Mammoth Memory

women in the early 1600's

Understanding the context of women in the early 1600's is crucial for analysing Macbeth. It's the key to unlocking the play's central tensions and Shakespeare's clever subversion of expectations.

In the early 1600's society was deeply patriarchal (society and government controlled by men). A woman's identity was defined by her relationship to men: first her father, then her husband. 

The ideal woman was expected to be:

 

  • Chaste, silent and obedient: A phrase from the wedding service of the time was, "to love, cherish and to obey." Women were expected to be submissive to male authority, ruled by their husbands.

 

  • A mother: her primary value was in bearing children, especially sons, to continue the husband's bloodline.

 

  • A hospitable housewife: She was to manage the domestic sphere, not the public or political one. Her role was to support her husband's ambitions, not have her own.

 

  • Pious and modest: Religion was central to life, and women were expected to be models of virtue.

 

Pious and modest: Religion was central to life, and women were expected to be models of virtue.
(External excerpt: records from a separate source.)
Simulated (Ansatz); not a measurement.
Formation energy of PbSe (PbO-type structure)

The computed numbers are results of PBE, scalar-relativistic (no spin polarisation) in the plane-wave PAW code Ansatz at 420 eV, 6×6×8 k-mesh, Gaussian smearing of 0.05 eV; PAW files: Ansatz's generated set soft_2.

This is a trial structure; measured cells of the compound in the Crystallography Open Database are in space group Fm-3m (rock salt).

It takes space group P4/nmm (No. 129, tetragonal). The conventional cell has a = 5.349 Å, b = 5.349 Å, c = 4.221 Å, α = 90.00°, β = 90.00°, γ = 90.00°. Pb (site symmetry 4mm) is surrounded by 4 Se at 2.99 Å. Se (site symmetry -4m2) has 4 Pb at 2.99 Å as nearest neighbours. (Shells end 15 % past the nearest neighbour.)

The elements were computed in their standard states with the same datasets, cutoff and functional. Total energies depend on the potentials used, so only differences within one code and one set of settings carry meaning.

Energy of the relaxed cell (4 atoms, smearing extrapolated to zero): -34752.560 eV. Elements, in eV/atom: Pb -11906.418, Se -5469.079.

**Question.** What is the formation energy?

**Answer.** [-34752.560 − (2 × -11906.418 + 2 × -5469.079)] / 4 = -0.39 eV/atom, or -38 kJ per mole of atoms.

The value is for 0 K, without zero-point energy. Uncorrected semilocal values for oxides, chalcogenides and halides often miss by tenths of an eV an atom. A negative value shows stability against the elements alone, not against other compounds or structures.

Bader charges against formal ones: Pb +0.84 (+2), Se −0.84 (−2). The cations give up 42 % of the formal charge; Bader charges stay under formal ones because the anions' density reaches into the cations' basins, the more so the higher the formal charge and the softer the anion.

In Lady Macbeth's famous soliloquy, she calls on spirits to "unsex me here." This is a direct rejection of her feminine, maternal qualities to pursue a male ambition. Lady Macbeth recognises that to achieve power in a man's world in the early 1600's she must strip herself of her femininity. She has to give up her womanhood, her natural, God ordained state of being, in order to bring about the fulfilment of her ambitions. Lady Macbeth is the driving force behind the plot to kill Duncan. She manipulates and questions Macbeth's masculinity ("When you durst do it, then you were a man"). This reverses the expected power dynamic in a marriage. She shames and pushes him into acting - going against early 17th century expectations of the behaviour of a wife at the time. 

A Jacobean audience would have been horrified by Lady Macbeth's soliloquy.